The disturbing final words of Marvin Gaye

The death of Motown legend Marvin Gaye came as a shock to the entire music industry. It wasn’t just that Gaye was still young and on a major comeback during the early 1980s, it was the grisly result of a family conflict that sent Gaye to an early grave. The conflicts that had existed between Gaye and his father, Marvin Gay Sr, had been well-known, but nobody could have predicted that the elder Gay would resort to shooting his son.

After a period of faltering commercial success and heavy drug abuse, Gaye returned to the mainstream with his 1982 hit single ‘Sexual Healing’. The song’s parent album, Midnight Love, went platinum in the United States and boosted Gaye’s profile. However, Gaye’s cocaine abuse returned while he toured behind the album, and the resulting paranoia made the singer highly combative. When he returned from tour, Gaye shifted his focus to caring for his mother, along with his two sisters.

When Gaye returned to the family home, his father had taken a business trip to the family’s home in Washington D.C. When the elder Gay returned to Los Angeles, he and his son continued the antagonistic relationship they had built over the years. Gaye’s two sisters eventually moved out of the family house due to the quarrels between the pair. In a 1985 interview, Gaye’s sister Jeanne claimed that her father said multiple times that if his son ever touched him, he would kill him.

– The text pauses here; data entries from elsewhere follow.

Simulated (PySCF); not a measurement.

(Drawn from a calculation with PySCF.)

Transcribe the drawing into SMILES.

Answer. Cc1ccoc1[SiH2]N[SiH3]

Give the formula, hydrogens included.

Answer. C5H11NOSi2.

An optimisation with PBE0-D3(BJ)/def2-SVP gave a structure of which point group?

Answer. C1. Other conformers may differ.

Gaye entered a period of depression during this period, often discussing suicide and even attempting to jump out of a car while it was still moving. In the 1991 biography Divided Soul: The Life of Marvin Gaye, Jeanne Gay told author David Ritz that “there was no doubt Marvin wanted to die”. While celebrating Christmas in 1983, Gaye gave his father a .38 Special pistol to protect himself from potential intruders.

A verbal argument broke out between Marvin Sr and Gaye’s mother, Alberta, on April 1st. Gaye attempted to mediate but largely defended his mother. When Marvin Sr began shouting in Alberta’s face, Gaye shoved his father down and began physically attacking him. “Marvin hit him. I shouted for him to stop, but he paid no attention to me,” Alberta later told Ritz. “He gave my husband some hard kicks.”

A few minutes later, Marvin Sr fulfilled the threat that he had previously made. Returning with the same gun that his son had bought him a few months earlier, Marvin Sr shot Gaye twice in the chest. Gaye’s brother Frankie and his wife Irene heard the gunshots from the guest house on the property. As Frankie tended to his brother, he heard what he alleged to be Marvin’s final words. “I got what I wanted… I couldn’t do it myself, so I had him do it,” Frankie claimed in his book Marvin Gaye, My Brother. “It’s good, I ran my race; there’s no more left in me.”

From his final words, Frankie and some of the other Gay family members believed that Marvin had provoked his father into killing him as a form of suicide. “He put himself out of his misery. He brought relief to Mother by finally getting her husband out of her life,” Jeanne Gay said in Divided Soul. “And he punished Father, by making certain that the rest of his life would be miserable… my brother knew just what he was doing.”

For his actions, Marvin Sr pleaded no contest to a voluntary manslaughter charge. He was given a six-year suspended sentence and five years of probation. Gaye’s death was initially treated as an April Fool’s Day joke by many, as the disturbing nature of his death proved to be too unbelievable for some, but as realisation set in, the loss to music was palpable.